Looking through the list of the most viewed posts from 2013 there was more than a fair share of negativity. As a result, today I had planned to highlight some of my favorite positive stories from the past year.

But instead I have a story of hope for 2014.

There was some good news yesterday. Perhaps some really good news. But if you were getting your food news from the Albany Times Union, you probably missed it. The story was about Reel Seafood Company changing hands from LeGrande Serras to his daughter Aliki, and it was covered by a variety of outlets.

Ordinarily this would be a snooze fest. Mrs. Fussy ate their once and we’ve never been back. It’s not that they did anything wrong per se. It’s just that their food was mediocre and vastly overpriced for what it was.

So what could they possibly be doing that has me legitimately excited?

Let’s back up for a moment. Reel Seafood has been exactly the kind of restaurant I’ve been bemoaning for years. In fact, about a year ago I explicitly wrote that I’d rather go to McDonald’s than eat at Reel Seafood.

For context, McDonald’s at the time had just launched a massive initiative with the Marine Stewardship Council. In contrast, Reel Seafood was selling farmed raised Atlantic salmon for $23 a plate.

The big news is that Reel Seafood’s ownership change is ushering in a more current notion of what it means to be a good restaurant. The following lines from Michael DeMasi’s article in yesterday’s Albany Business Review tell the story:

The new menu will be a fresh interpretation of the restaurant’s traditional dishes, and include a major expansion of the raw seafood bar. The average entree price will be slightly lower, $25, with more small-plate, lower-priced options… [Aliki Serras] said there will be an emphasis on sustainable seafood and using local, seasonal ingredients.

Lower prices? Smaller portions? Sustainable seafood? Local, seasonal ingredients? Pinch me, I think I’m dreaming. The new owner is bringing in a new chef and is going to be extensively remodeling the restaurant. Maybe she will retool the wine list too and trade out some of the mass produced supermarket wines for some more interesting varietals from independent winemakers. Dare to dream, they say.

Thanks to the hard work of everyone at fin – your fishmonger, the awareness and availability of sustainable seafood in the region is on the rise. It’s great to see another restaurant responding to the call. I can’t wait to see how this plays out in practice once it re-opens on January 25.

I sincerely hope that some of you will brave the masses on Wolf Road to find out. Reel Seafood is on the Exit 4 side of Wolf Road anyway, so if you play it smart you can easily avoid the crush of humanity by the mall. So I don’t want to hear any excuses about traffic. Understood?

4 Comments leave one →
  1. December 27, 2013 1:05 pm

    Psst, the expression “supermarket wines” is gibberish to people in New York.

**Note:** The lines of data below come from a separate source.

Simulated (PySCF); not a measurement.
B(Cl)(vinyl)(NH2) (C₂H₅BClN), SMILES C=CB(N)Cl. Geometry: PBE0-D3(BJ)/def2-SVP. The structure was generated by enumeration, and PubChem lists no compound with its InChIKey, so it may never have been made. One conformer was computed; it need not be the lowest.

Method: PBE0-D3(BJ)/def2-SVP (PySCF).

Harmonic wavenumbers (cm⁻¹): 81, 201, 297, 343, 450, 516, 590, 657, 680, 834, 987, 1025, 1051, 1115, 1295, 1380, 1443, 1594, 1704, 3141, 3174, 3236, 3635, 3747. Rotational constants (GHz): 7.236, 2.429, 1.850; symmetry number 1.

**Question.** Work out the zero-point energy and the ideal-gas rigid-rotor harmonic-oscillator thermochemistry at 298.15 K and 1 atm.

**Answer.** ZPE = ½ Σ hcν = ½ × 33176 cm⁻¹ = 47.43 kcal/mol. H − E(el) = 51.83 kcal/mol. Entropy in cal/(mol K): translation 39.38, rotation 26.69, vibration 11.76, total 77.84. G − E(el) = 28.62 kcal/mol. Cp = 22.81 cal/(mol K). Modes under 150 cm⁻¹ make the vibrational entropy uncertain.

    Reel Seafood is next door to Benson’s pet store, so the obsessive pet owners of the FLB readership really have no excuse. Well, I do: I have no one to go out to eat with and i spend all of my money on my dog. The rest of you don’t, though.

  2. DEN permalink
    December 27, 2013 5:28 pm

    To be fair, the Times Union ran a story on Christmas Eve on the same topic: http://www.timesunion.com/living/article/Aiming-to-hook-new-generation-5091014.php

    The glut of stories was probably the result of an organized event for media event at the restaurant.

    Also, the crux of the story is not really that new. Aliki Serras was named GM of Reel Seafood back in October. That she is now the owner is the new twist. When the Business Review reported her promotion to GM, LeGrande was going to remain the owner and there were only some small hints at potential changes: http://www.bizjournals.com/albany/blog/2013/10/a-younger-much-different-serras-now.html

    • December 27, 2013 7:09 pm

      @DEN I linked to the same Times Union story in the post above. But if you search the TU story that Steve Barnes wrote, you will find not one mention of sustainable seafood, lower prices, local ingredients, or smaller portions. For those who are interested in the prospect that Reel Seafood might meaningfully improve with the ownership change, these things are big news indeed.

      • DEN permalink
        December 27, 2013 7:47 pm

        My oversight and my apologies.